MV_t = M_t−1+α_CPICPI_t−1+α_IPIP_t−1+α_const for 5 cointegrating vectors in VEC;

MV_t = M_t−1+α_CPICPI_t−1+α_IPIP_t−1+α_{I refer}_ I refer_ _t−1+α_const for 4 cointegrating vectors.

The error-correction term representing loan velocity (LV) has the form:

LV_t = L_t−1+α_CPICPI_t−1+α_IPIP_t−1+α_const for 5 cointegrating vectors in VEC;

LV_t =L_t−1+α_CPICPI_t−1+α_IPIP_t−1+α_{I refer}_ I refer_ _t−1+α_const for 4 cointegrating vectors;

where M is a chosen monetary aggregate and L is a loan variable. Table 4-A/4-B exhibits the lags coefficients for the error-correction terms, representing the money velocity and the loan velocity correspondently; the lag coefficient for M_t−1/L_t−1 is set to one by construction of the error-correction term. Velocity type variables characterize short-run divergences from common stochastic trends and are appropriate terms to investigate the impact of the monetary policy on the real economy.

4.2 Granger causality between velocities of money and loans and changes in industrial production

To study the impact of money and loan velocities on changes in the real output, the Granger causality test for joint significance of regression coefficients was performed. Granger causality measures the information content of an explanatory variable corresponding to the future movement of an endogenous variable. Table 5 presents p-values of Wald statistics for regressions, each of which contains twelve lags of the change in the industrial production and a constant. At first, we check the basic regressions (those, which do not contain monetary or credit variables), and include the changes in CPI or spread as an explanatory variable. The Wald test demonstrates the significance of spread for the future real output behaviour and that the first difference of CPI is not significant for regressions with only one explanatory variable. The basic regressions, which include both lags of CPI and spread, turn to reject the significance of both variables for the changes in the industrial production.

Subsequent regressions use money and credit velocities as explanatory variables as well.

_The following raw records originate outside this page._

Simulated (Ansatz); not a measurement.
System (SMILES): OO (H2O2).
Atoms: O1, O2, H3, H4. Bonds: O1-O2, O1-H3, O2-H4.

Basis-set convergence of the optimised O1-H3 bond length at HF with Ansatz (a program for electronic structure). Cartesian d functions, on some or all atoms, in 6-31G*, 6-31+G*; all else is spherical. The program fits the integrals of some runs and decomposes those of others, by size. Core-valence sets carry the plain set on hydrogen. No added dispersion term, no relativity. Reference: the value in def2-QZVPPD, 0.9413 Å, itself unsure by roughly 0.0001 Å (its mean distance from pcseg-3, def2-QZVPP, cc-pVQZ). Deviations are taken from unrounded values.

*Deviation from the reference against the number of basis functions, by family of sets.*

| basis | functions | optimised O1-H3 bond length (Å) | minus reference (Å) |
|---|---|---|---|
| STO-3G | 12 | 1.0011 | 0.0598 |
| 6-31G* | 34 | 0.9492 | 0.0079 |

These velocity variables were calculated for 36 cases, utilizing different measures of money and loans, see Table 4 for coefficients for error-correction terms, representing velocities of money and loan. Groups 1-18 use different types of credits as the loan variable, out of which groups 1-10 utilize M3 as the measure of money, whereas groups 11-18 employ M2; groups 19-36 include credits for different bank sectors, out of which groups 19-28 contain M3 monetary aggregate and groups 29-36 M2. While odd groups do not include seasonal dummies as explanatory variables, even groups do contain them. For every group out these 36, the seven following regressions, employing twelve lags of explanatory variables, twelve lags of the changes in the industrial production and a constant, were estimated:

1. the loan velocity is used as an explanatory variable;

2. the money velocity is used as an explanatory variable;

3. the loan and the money velocities are used as explanatory variables;

4. the loan and the money velocities and the changes in CPI are used as explanatory variables;

5. the loan and the money velocities and spread are used as explanatory variables;

6. the loan velocity and spread are used as explanatory variables;

7. the money velocity and spread are used as explanatory variables.

The first and the second regression examine the significance of the credit or the money channel alone; to study the independence of the credit (or the money) channel from the other monetary transmission channels, we add further explanatory variables to the regression.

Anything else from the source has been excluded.